The Finnish basic education system has been thrown into such a state of confusion that it is threatening to compromise the legal protection of pupils and equality in further education, Jari Salminen, a researcher of educational history at the University of Helsinki, argues in a guest contribution to Helsingin Sanomat.
“Hardly anything is left of the carefully designed, thoroughly supervised and systematically developed basic education system,” he writes.
Salminen believes the quality of basic education has been compromised by talk about innovation, the ambiguous core curriculum reform, and several coinciding changes and projects. Such development efforts, he adds, have been based on images and social trends rather than thorough empirical evidence, and implemented in a reactive and volatile fashion.
“Meanwhile, the basic responsibilities of the school have been rejected.”

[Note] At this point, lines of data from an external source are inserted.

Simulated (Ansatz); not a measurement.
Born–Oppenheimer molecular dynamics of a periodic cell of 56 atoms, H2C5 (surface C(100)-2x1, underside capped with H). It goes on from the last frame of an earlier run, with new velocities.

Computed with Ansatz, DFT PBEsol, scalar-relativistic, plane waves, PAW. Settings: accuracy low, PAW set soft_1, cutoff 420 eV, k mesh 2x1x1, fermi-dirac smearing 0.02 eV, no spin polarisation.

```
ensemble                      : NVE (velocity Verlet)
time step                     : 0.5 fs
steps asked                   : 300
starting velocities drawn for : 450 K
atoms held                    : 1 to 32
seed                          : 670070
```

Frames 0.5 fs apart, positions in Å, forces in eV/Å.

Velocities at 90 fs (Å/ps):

The Finnish basic education system became a global success story because it was created by combining the advantages of the two parallel systems it replaced – the folk school and the grammar school. A balance was found between practice and theory was found in teaching, while the systematic nature of the folk school ensured the objectives were reached, tells Salminen.
“Less and less is left of these principles. Nobody understands the overall state of teaching in primary schools today,” he writes.
Salminen views that one of the underlying problems is that virtually all instruments to steer and supervise the basic education system have been torn down. Another problem, he adds, is that teachers have only been offered limited continuing training opportunities to help them respond to the emphasis placed on digital and phenomenon-based learning in the new core curriculum.